Heikin-Ashi Reversal Patterns: A Contrarian Approach to Swing Trading
While Heikin-Ashi is primarily known as a trend-following tool, it can also be used to identify high-probability reversal patterns. This article explores a contrarian approach to swing trading, using Heikin-Ashi to spot trend exhaustion and enter trades at the beginning of a new trend.
Entry Rules
This strategy focuses on identifying Heikin-Ashi doji candles at key support and resistance levels.
- Long Entry: We identify a key support level (e.g., a previous swing low, a major moving average). We then look for a Heikin-Ashi doji to form at or near this level, followed by a strong bullish Heikin-Ashi candle. The entry is on the open of the candle following the strong bullish candle.
- Short Entry: We identify a key resistance level. We look for a Heikin-Ashi doji to form at or near this level, followed by a strong bearish Heikin-Ashi candle. The entry is on the open of the candle following the strong bearish candle.
Exit Rules
- Initial Stop Loss: For a long position, the stop loss is placed below the low of the Heikin-Ashi doji. For a short position, it's placed above the high of the doji.
- Profit Target: We use a fixed profit target of 3R.
Stop Loss Placement
Stop loss placement is tight with this strategy, as we are looking for a quick reversal. The stop loss should be no more than 1% of the account balance.
Position Sizing
We use a fixed 1% risk per trade.
Risk Management
- Confirmation: We always wait for a strong confirmation candle before entering a trade. We never enter on the doji itself.

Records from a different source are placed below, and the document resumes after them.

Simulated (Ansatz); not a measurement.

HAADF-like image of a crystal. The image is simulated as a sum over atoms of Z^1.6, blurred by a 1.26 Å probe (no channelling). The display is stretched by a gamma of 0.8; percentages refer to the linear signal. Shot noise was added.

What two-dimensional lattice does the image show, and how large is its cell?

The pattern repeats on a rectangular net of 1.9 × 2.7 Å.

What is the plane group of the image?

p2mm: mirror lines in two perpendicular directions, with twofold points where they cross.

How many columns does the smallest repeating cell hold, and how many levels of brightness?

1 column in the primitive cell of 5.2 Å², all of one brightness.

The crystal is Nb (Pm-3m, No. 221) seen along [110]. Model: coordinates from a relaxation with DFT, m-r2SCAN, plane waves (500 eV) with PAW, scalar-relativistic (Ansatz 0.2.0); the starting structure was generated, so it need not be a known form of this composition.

- Volume: We look for an increase in volume on the confirmation candle, which adds to the validity of the reversal signal.
Trade Management
Once a trade is open, we monitor it closely. If the trade doesn't move in our favor within three trading days, we will close it.
Psychology
Contrarian trading can be psychologically challenging, as you are going against the prevailing trend. It's important to have a high degree of confidence in your analysis and to be prepared for a lower win rate than with trend-following strategies. However, the reward-to-risk ratio on winning trades can be significantly higher.